Re: [PHP] Re: ftp_put()'ing a string ...

2006-07-12 Thread Jochem Maas
Jake Gardner wrote:
 An intriguing method, but then it is the only answer I can think of
 (when I see it above) to what you must admit is a rather odd question...

what is it that you consider odd?
I have a generated string containing XML and I want it to end up on
a remote server as a file - it would be easy enough to write the string
into a tmp file in order to transfer that but I thought it would be nice
to not have to make the extra hit to the filesystem to get the job done.

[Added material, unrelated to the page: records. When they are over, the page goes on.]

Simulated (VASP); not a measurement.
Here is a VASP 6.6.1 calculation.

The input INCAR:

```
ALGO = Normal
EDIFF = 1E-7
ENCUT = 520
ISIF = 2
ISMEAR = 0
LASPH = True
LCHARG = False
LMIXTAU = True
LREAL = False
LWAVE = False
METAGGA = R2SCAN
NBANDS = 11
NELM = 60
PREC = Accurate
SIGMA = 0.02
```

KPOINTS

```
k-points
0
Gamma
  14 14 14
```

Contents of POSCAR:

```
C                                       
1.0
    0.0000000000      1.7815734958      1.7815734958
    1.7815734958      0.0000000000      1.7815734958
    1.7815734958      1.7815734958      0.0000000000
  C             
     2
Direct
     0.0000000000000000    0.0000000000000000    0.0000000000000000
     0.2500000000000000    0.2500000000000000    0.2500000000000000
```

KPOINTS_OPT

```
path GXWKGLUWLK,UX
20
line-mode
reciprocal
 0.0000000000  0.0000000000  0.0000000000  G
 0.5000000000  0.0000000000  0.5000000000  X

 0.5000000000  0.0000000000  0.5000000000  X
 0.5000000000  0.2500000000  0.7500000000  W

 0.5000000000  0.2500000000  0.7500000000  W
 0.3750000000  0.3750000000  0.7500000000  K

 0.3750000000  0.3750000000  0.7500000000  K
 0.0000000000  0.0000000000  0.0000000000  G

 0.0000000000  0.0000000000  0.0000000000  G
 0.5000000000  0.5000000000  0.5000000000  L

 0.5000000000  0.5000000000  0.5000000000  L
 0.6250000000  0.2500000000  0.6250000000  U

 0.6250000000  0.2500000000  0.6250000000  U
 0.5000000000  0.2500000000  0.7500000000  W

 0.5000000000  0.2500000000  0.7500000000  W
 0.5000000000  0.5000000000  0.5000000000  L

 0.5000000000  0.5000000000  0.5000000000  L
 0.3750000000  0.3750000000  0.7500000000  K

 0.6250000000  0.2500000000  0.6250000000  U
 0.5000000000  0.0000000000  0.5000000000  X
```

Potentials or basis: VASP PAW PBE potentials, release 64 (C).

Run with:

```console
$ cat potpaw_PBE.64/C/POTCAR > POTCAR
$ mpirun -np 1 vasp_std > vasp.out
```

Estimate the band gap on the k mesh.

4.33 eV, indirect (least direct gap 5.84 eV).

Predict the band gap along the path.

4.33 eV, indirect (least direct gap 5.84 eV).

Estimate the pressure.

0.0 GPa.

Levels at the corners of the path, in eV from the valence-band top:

I think I have figured out how to get some useful error messages using the
'notification' streams context parameter (using it to set a callback that traps
notifications including error messages);

 nonetheless... if it is only the FILE writing that you care about
 without using ftp functions, one (not the most efficient way, but who
 gives a crap about a few seconds these days in a language like PHP?) use
 the ftp functions to test everything up to the write (connect, login,
 change directory, do everything right up to writing and then plug in
 your lines)

not only inefficient but wrong: it would possibly result in a duplicate
connection (which the ftp server may not allow) and if you closed the first
connection first then you still have no garantee that the second connection
via the streams wrapper actually did it's job.

anyway thanks for the feedback.

 On 7/11/06, *Jochem Maas* [EMAIL PROTECTED]
 mailto:[EMAIL PROTECTED] wrote:
 
 Jochem Maas wrote:
  hi everyone,
 
  I was wondering if anyone knew how (if possible) I could take a string
  and ftp_put()/ftp_fput() that string directly onto the remote
 server as a file
  (without first saving the string to disk temporarily locally)
 
  I imagine that there is a way to create a stream that refers to
 the string
  in question but I can't get my head round the streams functionality...
 
  Obviously saving the string temporarily to disk locally is an easy
 option
  but I was kind of using the situation I have now to try and do
 something a
  little fancy and learn something about streams.
 
  anyone with idea/pointers?
 
 I stumbled accross the following page while RTFMing:
 
 http://php.net/manual/en/wrappers.ftp.php
 
 very nice, it enabled me the come up wth the following to lines
 (nice and compact!):
 
 $context = stream_context_create(array('ftp' =
 array('overwrite' = true)));
 $retval  =
 file_put_contents(ftp://{$ftp_user}:[EMAIL PROTECTED]:21/{$filename},
 $xml, LOCK_EX, $context);
 
 BUT this leaves me with the problem of determining what went wrong
 if the file_put_contents() call
 fails. did the connection fail? did the login fail? did the
 write/upload fail (and why)?
 
 using the std. ftp functions it's [obviously] alot easier to
 determine at which point the failure
 occured. can anyone confirm I'm on the right track by trying to set
 'notification' [stream]context
 parameter?
 
 
  TIA,
  Jochem.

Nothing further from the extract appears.